It’s not over for the Education Investment Tax Credit. We almost had it last year, when for some mysterious reason, Albany failed to pass it at the final moment. Then, we thought we would get it done as part of the Budget six-weeks ago, and victory slipped-by again.
But, “It ain’t over!”
A remarkable coalition of leaders—Democrats and Republicans; the Governor, Senate, and Assembly; up-state and down-state; union and management; Jewish, Catholic, and Evangelical; police, fire, and construction unions; and, especially, our parents—have united to get what everybody calls a “no-brainer” done by the end of June.
All this promising initiative does is give our donors a little tax credit for their financial support of our schools. Over half of all the other states, and the District of Columbia, already provide some form of this enlightened Education Investment Tax Credit. It has proved to be a boost to our struggling non-public schools, which are working so well at educating our children.
Because, as Governor Cuomo, and the leadership of the Democratic and Republican parties observed, this is about our children. We need to help them get the best education possible. Parents deserve a choice when it comes to getting their kids the best education.
With all this support, and with such compelling logic behind it, you might wonder, “Who could be against this?”
Well, our elected leaders tell me that the Public School Teachers’ Union is opposed to it, and has let our elected leaders in the legislature know it. Why the union is against it, I’m not quite sure. The credit can be used to assist public school teachers as well, and data shows that, in the states with the credit already, both public and private schools show improvement. Should we not be concerned for all our students, no matter what school they attend? I’m sure supportive of our public schools, where a good number of our teachers are Catholic, and where 70% of our Catholic children go. Could our public school teachers’ union not give us a boost, as this EITC would not hurt them a bit.
Our elected representatives in Albany have told me a little secret: the majority of them are behind the EITC, but they are scared by the power of the union and, they are honest in telling me, they are not scared by the parents and kids of our non-public schools, because we do not push them, defend them, demand for them, and nag our Senators and Assembly men and women about them.

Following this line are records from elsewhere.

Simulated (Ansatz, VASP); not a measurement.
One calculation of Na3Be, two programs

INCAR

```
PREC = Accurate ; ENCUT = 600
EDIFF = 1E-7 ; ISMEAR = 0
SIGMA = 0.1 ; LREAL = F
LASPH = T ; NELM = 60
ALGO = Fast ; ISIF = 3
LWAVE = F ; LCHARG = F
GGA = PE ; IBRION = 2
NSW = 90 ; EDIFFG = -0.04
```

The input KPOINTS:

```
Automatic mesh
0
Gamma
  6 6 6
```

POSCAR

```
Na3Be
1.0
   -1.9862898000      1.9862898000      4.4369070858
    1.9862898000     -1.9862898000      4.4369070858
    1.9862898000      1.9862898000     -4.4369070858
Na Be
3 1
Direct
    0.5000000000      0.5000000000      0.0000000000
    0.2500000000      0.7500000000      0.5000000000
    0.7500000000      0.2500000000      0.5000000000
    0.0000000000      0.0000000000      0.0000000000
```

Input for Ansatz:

I’m afraid they may have a point, and that has to change. The Senate already passed the EITC, and support is strong; a majority of the assembly, controlled by the Democrats, tell us they’re for it, but many seem to be intimidated by the well-oiled lobby of the monopoly, confident that the advocates of our religious and non-government schools will not put pressure on them. Speaker Heastie himself bravely co-sponsored the bill, but worries that his membership, while publicly supporting us, will not come through. These are the same politicians who write me either, one, for help in getting a child in their district into one of our excellent schools, or, two, to criticize us for yet another agonizing decision to close one of our good schools.
So, it’s in our hands. Our friends—Governor Cuomo, so many assembly Democrats, and the Republicans—tell me they can’t get it done unless we back them and hold them as accountable as the opposition does. And, it’s not us bishops who have the clout, they whisper, but our parents and teachers! You’re the ones who vote! They report to you!
Yogi Berra also remarked, “You win one and all those losses are forgotten.”
It’s high-time this promising, enlightened, proven EITC becomes state policy. We can’t let this moment pass.